Vladimir Putin is more likely to sign a 30-year deal to supply pipeline gas to China next month after more than a decade of false starts because the crisis in Ukraine is forcing Russia to look for markets outside Europe.
While Putin and President Xi Jinping will make the final decision in Beijing next month, Russia’s need for new customers means it’s pushing to complete a deal first mooted in 1997, a manager at gas-export monopoly OAO Gazprom and a government official said, asking not to be named because talks are ongoing. In China Wednesday, Russia’s deputy prime minister said he “hoped” a deal would be signed in May.
The crisis in Ukraine has increased the importance of Russia’s relationship with China, its largest trade partner outside the European Union and the only country in the United Nations Security Council not to censure its actions in Crimea. Until a China pipeline is built, Russia has few export markets for gas outside Europe, leaving it vulnerable to sanctions and competition from U.S. exports of shale gas.
“This time, Russia really may close the China gas supply deal considering that it’ll be more flexible on the price,” said Ildar Davletshin, an oil and gas analyst at Renaissance Capital. “China, too, needs this contract because the further use of coal is becoming unbearable in most developed parts of the country.”
Gazprom Chief Executive Officer Alexey Miller met China National Petroleum Corp. Chairman Zhou Jiping in Beijing Wednesday to discuss the terms of a deal. CNPC expects to sign a contract with Gazprom “as soon as possible” and talks on prices for supply from Siberia to China are in “active progress,” the Chinese company said Thursday.

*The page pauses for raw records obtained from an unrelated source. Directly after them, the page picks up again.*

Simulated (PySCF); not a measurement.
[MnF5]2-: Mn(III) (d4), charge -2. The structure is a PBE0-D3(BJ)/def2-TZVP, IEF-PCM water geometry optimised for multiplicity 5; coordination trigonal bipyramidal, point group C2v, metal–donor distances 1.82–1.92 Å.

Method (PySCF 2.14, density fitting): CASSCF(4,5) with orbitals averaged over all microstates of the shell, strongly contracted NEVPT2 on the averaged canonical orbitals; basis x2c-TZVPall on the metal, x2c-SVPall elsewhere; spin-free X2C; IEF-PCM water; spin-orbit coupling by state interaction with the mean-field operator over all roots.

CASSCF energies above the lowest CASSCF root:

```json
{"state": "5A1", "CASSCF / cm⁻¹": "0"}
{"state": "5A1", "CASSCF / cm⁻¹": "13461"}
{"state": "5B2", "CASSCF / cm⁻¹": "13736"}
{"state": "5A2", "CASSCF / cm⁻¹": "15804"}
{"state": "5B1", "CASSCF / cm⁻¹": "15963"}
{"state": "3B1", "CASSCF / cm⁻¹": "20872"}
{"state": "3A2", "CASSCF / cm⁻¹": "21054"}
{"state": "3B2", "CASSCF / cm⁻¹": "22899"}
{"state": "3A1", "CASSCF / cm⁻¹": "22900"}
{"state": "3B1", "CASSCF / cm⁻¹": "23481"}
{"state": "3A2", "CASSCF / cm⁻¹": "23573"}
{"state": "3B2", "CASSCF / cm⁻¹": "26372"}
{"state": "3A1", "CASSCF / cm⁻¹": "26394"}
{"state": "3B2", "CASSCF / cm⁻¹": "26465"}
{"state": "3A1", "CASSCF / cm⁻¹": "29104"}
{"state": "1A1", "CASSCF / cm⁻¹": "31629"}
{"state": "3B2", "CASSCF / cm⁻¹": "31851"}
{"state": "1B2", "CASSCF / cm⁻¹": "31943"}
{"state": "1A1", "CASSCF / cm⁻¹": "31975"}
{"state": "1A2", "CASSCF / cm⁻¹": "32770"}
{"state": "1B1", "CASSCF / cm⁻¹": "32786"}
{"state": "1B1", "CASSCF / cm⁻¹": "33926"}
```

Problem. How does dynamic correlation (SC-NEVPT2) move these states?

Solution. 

They’ll meet again in Moscow later this month before Putin travels to China on May 20, according to a statement from Gazprom.
“We hope to conclude the contract in May,” Deputy Prime Minister Arkady Dvorkovich said in Beijing Wednesday after meeting Chinese Vice Premier Zhang Gaoli, according to Itar-Tass news wire. “The base price is the only problem to be solved.”
Gazprom shares rose as much as 1.6 percent to 134.4 rubles in Moscow and traded at 134.1 rubles at 12:04 p.m. local time.
The gas-supply deal allowing the construction of the Power of Siberia pipeline across eastern Russia into China has foundered on price. To finance the $22 billion pipeline, Russia sought to match the rates it got for its gas in Europe, a level China hasn’t been willing to pay.
Miller said Wednesday that he hoped a contract would be in force by the end of the year, according to the statement.
Starting not earlier than end of 2018, Gazprom plans to supply as much as 38 billion cubic meters of gas to China, about 24 percent of the company’s deliveries to Europe last year, which produced about $63 billion, according to the company.
Gazprom needs the equivalent of about $13.50 per million British thermal units to profitably finance the pipeline and the development of Siberian gas fields to feed it, a total outlay of $90 billion, said Maxim Moshkov, an energy analyst at UBS AG in Moscow. CNPC won’t want to pay more than $11 at the border, a price Gazprom may be forced to meet, cutting into future earnings, Moshkov said.